In Iran, the number of people suffering from drug addiction has more than doubled in the last six years. A survey carried out by a drug control group has found that about 2.8 million people are regularly consuming drugs in the country.
The UN stated that Iran has one of the worst addiction crises in the world, affecting people from all walks of society. Factors such as political instability, economic stagnation, high unemployment, lack of opportunities for development and poverty – the lingering results of years of US sanctions – induce feelings of hopelessness and anguish, and that sense of desperation could drive people towards drug abuse.
Subsequently, addiction could lead drug users into criminality in order to support their habit and usher them towards imprisonment due to arrests for sales or possession of drugs. Out of the 170,000 people in jail in Iran, 68,000 are there for drug trafficking and 32,000 are there because they are addicts.
Iran’s theocracy has tried even harsher anti-drug measures, sentencing huge numbers of convicts to death row. Last year, hundreds of Iranians were reportedly executed for drug crimes, prompting a movement among lawmakers and activists to abolish capital punishment for nonviolent (drug) offenses.

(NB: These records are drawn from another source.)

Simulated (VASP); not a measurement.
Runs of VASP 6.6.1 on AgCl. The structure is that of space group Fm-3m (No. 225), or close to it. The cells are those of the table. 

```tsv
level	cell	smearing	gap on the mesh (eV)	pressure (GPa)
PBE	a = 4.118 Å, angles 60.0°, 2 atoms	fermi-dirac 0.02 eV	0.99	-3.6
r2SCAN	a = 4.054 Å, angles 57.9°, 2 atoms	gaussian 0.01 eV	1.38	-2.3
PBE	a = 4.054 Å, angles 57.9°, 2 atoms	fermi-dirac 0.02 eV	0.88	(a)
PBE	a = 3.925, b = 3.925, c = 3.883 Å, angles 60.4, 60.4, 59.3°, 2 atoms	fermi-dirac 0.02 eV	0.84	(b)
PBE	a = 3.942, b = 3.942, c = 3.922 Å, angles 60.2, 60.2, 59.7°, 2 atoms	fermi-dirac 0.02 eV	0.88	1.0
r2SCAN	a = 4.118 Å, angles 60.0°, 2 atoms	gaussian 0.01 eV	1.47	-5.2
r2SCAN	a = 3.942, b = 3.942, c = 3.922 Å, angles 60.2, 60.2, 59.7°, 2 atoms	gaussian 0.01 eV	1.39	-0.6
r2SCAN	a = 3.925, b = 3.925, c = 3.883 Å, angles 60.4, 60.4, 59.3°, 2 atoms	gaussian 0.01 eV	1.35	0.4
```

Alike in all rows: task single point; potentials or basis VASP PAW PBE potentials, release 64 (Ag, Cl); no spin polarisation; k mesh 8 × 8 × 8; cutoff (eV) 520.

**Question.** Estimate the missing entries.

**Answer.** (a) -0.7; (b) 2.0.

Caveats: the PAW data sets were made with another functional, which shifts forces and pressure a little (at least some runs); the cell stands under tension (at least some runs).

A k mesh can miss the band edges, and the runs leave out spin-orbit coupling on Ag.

Pakistan’s drug addiction, which kills 700 people daily, also bankrolls terrorists. According to the Drug Use in Pakistan 2013 Survey Report, a collaborative research by the Narcotics Control Division, Pakistan Bureau of Statistics and the UN, there are 7.6 million drug addicts in Pakistan: 78% male and 22% female. These addicts increase at a rate of 40,000 per year putting Pakistan amongst the top drug abusing countries in the world.
The injection of opiates have also caused an HIV/AIDS epidemic in many Central Asian countries. More Russians die from Afghan drugs per year, than the total number of Russian fatalities during the entire 10-year Soviet-Afghan war. And if mortality rates are measured alone, then the Taliban’s involvement in opium production has been a more successful war tactic than any act of terrorism they have committed so far.
As Antonio Maria Costa, Executive Director of the United Nations Office on Drugs and Crime stated in 2007:
“Drug traffickers have a symbiotic relationship with insurgents and terrorist groups such as the Taliban and al-Qaeda. Instability makes opium cultivation possible; opium buys protection and pays for weapons and foot soldiers, and these in turn create an environment in which drug lords, insurgents and terrorists can operate with impunity. Opium is the glue that holds this murky relationship together. If profits fall, these sinister forces have the most to lose”.
The UNODC further maintains that the drugs trade has become a major source for financing suicide bombers due to their so-called ‘marriage of convenience’, which further alludes to the instrumental usage of suicide attacks by terrorist organizations. Alike, resorting to the cultivation of opium and trafficking of drugs, the intentional act of ending one’s life, which additionally endangers the lives of innocent people and children, is condemned by Islam.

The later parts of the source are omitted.